Every conversation about building a website eventually comes back to SEO. It’s the default assumption: good content plus good optimization equals traffic. That formula held for a long time.
But the conversation is quietly shifting. GEO — how your content gets picked up and used by AI systems — is becoming just as important. Maybe more so, for certain types of content.
The problem is most people are still optimizing for 2020.
01 — The Click Is Disappearing
I spent the past year doing SEO the right way.
Keywords. Content. Internal linking. Optimization. All the things that are supposed to compound over time. And for a while, the logic held. Write good content, structure it well, wait for traffic.
Then something stopped making sense.
Traffic wasn’t growing the way it should have. The searches were happening — I could see that. But the clicks weren’t following. People were finding answers without ever arriving.

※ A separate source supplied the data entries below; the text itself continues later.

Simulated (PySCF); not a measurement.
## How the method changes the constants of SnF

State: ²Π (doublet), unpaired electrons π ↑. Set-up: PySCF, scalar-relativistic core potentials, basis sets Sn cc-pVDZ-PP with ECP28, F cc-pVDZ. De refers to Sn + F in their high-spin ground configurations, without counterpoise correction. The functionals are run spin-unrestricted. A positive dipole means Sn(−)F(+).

If you’ve used Google recently, you’ve seen why.
At the top of many search results, there’s now an AI-generated summary — Google calls them AI Overviews. A paragraph or two that answers the question directly, pulled from various sources, presented before any links.
Users don’t need to click anymore. The answer is already there.
The old path was simple: Search → Click → Website. That was the deal. You optimized for search engines, they sent you traffic, you built an audience.
The new path looks more like: Search → AI Answer → Done.
For anyone who’s spent time building a content site, this is not a small shift. It’s the assumption the whole model was built on, quietly breaking.
02 — What This Feels Like From the Inside
I want to be honest about what I actually observed, rather than just citing industry statistics.
My traffic data started showing something strange. Impressions were stable — people were seeing my content in search results. But click-through rates were dropping. The content was being found, but not visited.
At first I blamed myself. Maybe the titles weren’t compelling enough. Maybe the meta descriptions needed work. So I optimized those. The numbers moved a little, then settled back down.
Eventually I had to consider a different explanation: the content was doing its job — it was answering questions — but AI was doing the delivery. My site was the source. The AI was the last mile. And the user never had to come to me at all.
That’s a strange position to be in. Useful, but invisible.
03 — SEO vs GEO
This is where a new concept becomes relevant: GEO, or Generative Engine Optimization.
It sounds like jargon, but the distinction is real.
SEO was always about one thing: getting humans to click your link. Rankings, traffic, conversions. The search engine was the gatekeeper, and you were optimizing for its algorithm so that humans would choose you.
GEO is about something different: getting AI to understand, extract, and use your content. Not clicks. Citations. Not traffic. Inclusion.
The difference in practice: SEO rewards content that ranks. GEO rewards content that answers. SEO cares about keywords and backlinks. GEO cares about clarity and structure. SEO measures success in clicks. GEO measures success in whether your content shows up in AI-generated responses — whether or not anyone visits your site.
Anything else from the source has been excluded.